Of MUN, MUNners, and MUNning - FISMUN 8.0, a committee to remember
Here's a little background about what I'm going to write about. When I wanted to join the MUN club, I was just in grade six. In our school, you need to have written a test to enter it, if you recollect. And with the (negligible) general knowledge I had back then, I really wonder how I got in in the first place! The MUN club was my first preference, followed by another I don't recall, and my third and last club preference was for the gardening club. The test we would have to write was scheduled for the lunch break. I had the nerves right before - what if I don't clear it and get into the gardening club?! When everyone else enjoys their club sessions indoors, we would be out there, shovelling the dirt in the humid, mosquito-infested garden! I brushed that thought away and just walked into the classroom (without eating my lunch which is nothing surprising). The rest, as they say, is history. I probably got three questions whose answers I was sure about, and well, the rest... But there was this one question I did answer and well at that, too - the last one, which read 'Why do you want to join the MUN club?' Being someone who writes, and being blessed with the skill of elongating just a sentence into pages and pages (exaggerations and synonyms and descriptions galore), I wrote an entire paragraph rather than just the two lines which were expected.
Well, it turned out, I actually got into the club, and I was relieved. Little did I know what it would be like!
The chairs (chairpeople) in the club dived into starting a new committee and all the terms on the board were revolving around my head and refusing to enter! ROP? GSL?? MODCAUC???! Is this a code language, or what?! That was my first impression. And sadly, that went south! I probably ended up asking myself why I wasn't in... the gardening club? I did not even talk in committee for the rest of the year! Well, except the last club session, that is.
The last club session of the year was probably in late January, and we had a crisis agenda - increasing tensions between India and Pakistan, and how to get them to recede. I was in the Pakistani bloc! By past experience (and a little bit of intuition) I knew that being the Head of Media is a comparatively... safe portfolio. No battleguns, no Siachens, no terrorists, not even unemployment rate to worry about - just newspaper headlines. And that was the first time I ever gave a speech in a committee. I ended up actually enjoying the committee. And for once, I left the room, not with a sense of relief that I wasn't recognised, but with an air of satisfaction that I could actually participate in committee and understand what was going on.
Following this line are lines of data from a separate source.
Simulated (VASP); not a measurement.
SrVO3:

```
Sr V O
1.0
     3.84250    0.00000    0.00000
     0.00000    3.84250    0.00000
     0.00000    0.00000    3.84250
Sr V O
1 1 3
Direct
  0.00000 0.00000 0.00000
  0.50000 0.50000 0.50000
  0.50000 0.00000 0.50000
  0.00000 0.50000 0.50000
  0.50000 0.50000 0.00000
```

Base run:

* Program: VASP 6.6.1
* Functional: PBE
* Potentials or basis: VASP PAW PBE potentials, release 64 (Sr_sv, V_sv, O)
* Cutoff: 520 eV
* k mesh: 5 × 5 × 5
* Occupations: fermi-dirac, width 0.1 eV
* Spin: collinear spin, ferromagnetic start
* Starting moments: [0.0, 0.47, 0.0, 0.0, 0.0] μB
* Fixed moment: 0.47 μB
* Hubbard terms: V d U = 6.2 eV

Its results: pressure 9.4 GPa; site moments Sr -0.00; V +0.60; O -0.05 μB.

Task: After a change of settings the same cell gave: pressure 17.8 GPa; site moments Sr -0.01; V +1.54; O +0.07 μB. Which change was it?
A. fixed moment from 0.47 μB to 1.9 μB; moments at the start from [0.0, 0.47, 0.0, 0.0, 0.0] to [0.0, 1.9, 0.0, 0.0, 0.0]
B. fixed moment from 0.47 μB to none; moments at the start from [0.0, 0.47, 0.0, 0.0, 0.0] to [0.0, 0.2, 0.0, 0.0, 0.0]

Well, that led me to my first MUN, FISMUN 6.0 (and an abysmal job which can be excused due to my naïve and exuberant self as the delegate of Turkey). This was probably the 'turning point'. There was no looking back after that - I loved MUNning already and I would participate in every committee I could! That led me to grade seven, and more club sessions, and another FISMUN (7.0), and even more club sessions. It drove me mad when the school compromised on the club sessions for anything - and imagine my face when we didn't have clubs for three months - three whole months - because of the Annual Day! I sure didn't look forward to it! Not to mention the three months after the Annual day when we didn't have clubs. No clubs from late September till the end of the year, with the exception of two :( noooo!
And finally, after months, I heard some good news when it was announced that the FISMUN would be held from March 19th. The MUN club chairs held an orientation to let people know about what MUNning is all about. A PowerPoint presentation - looking nothing short of professional - was displayed. Then the obvious question - 'How many want to participate in the MUN this time?' Atleast eighty percent of the room had its hands up!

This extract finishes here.